According to a recent report by endpoint security solution provider Kaspersky Lab, 2018 witnessed over 5 million cryptojacking attacks. The share of miners detected out of the overall number of threats detected by Kaspersky grew to 8%.
In a statement to Solutions Review Rich Campagna, CMO of Bitglass, said: “In 2018, cloud cryptojacking took the world by storm, much to the dismay of businesses and security experts. Expect to see a lot more of this in 2019 and beyond.”
Is Campagna correct? What is the future of cryptojacking attacks for enterprises and users alike?

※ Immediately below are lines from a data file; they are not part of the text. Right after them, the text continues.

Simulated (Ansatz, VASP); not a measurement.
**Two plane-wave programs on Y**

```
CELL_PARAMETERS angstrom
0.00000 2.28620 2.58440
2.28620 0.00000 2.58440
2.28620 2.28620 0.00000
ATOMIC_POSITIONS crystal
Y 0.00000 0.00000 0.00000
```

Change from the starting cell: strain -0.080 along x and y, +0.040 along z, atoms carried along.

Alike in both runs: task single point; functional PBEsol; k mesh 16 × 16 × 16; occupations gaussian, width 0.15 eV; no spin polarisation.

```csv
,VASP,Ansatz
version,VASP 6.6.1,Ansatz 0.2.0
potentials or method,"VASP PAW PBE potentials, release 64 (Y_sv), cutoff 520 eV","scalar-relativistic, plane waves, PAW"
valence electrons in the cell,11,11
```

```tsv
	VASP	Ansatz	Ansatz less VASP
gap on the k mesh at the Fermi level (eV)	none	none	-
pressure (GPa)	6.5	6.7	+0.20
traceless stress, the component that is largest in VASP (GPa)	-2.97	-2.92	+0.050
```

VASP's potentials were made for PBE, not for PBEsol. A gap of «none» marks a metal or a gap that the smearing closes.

We decided to peer into our own crystal ball of research to predict the future of cryptojacking attacks. Our findings point in many different directions:
What Are Cryptojacking Attacks?
Cryptojacking attacks use malware to surreptitiously “mine” cryptocurrencies like Bitcoin or Monero on victims’ endpoints. Mining essentially untangles the data of the complex and numerous transactions inherent in cryptocurrency, for which the hackers are paid in the cryptocurrency.
Mining is digitally labor-intensive; it drains processing power and electrical energy—so much so it can cause system and network shutdowns. In fact, cryptocurrency mining demands so much energy it attacks can cost enterprises an additional $2,196 in electrical bills a year. Additionally, the increased energy demands can cause overheating and actual physical damage to enterprises’ electrical infrastructure.
Cryptojacking attacks, unlike ransomware, guarantees a payout of some kind. Cryptojacking exploits the inadequate threat detection and the increased dwell time of victim enterprises’ endpoints, allow them to exploit enterprises for longer. Ransomware tends to the loud and flashy. Cryptojacking works in the background. Its popularity thus possesses obvious roots.
Cryptojacking: Popular and Powerful
While ransomware experienced a rise in samples and usage in 2018, cryptojacking attacks dwarfed the once-dominant malware. McAfee Labs Threat Report reported an increase of 85% in Q2 of 2018. At the same time, their malware database added 2.5 million new cryptocurrency mining files to their system.
The even more recent Morphisec Labs Threat Report for December 2018 found cryptojacking attacks constitute 30% of all attacks.
Evgeny Lopatin, Security Expert at Kaspersky Lab, said in a press release announcing their own report: “Our analysis of the economic background of malicious crypto-mining and the reasons for its widespread presence in certain regions revealed a clear correlation.”
“The easier it is to distribute unlicensed software, the more incidents of malicious crypto-miner activities were detected. In short, an activity not generally perceived as especially dangerous, the downloading and installation of dubious software, underpins what is arguably the biggest cyberthreat story of the year – malicious crypto-mining.”
These statements all contribute to a portrait of a distressingly secure future of cryptojacking attacks. Yet the future of cryptojacking attacks may hinge on factors that may yet change the way hackers use this dangerous malware variant.
The Future of Cryptojacking Attacks Is the Future of the Currency
Whether you consider cryptocurrencies legitimate currencies or not—there are arguments on both sides—almost everyone agrees the value of cryptocurrenies can and do fluctuate wildly. Over the course of 2018, cryptocurrencies around the world, including Bitcoin and Monero, lost significant value. Even the most prominent cryptocurrency bulls like John McAfee began reconsidering their optimism.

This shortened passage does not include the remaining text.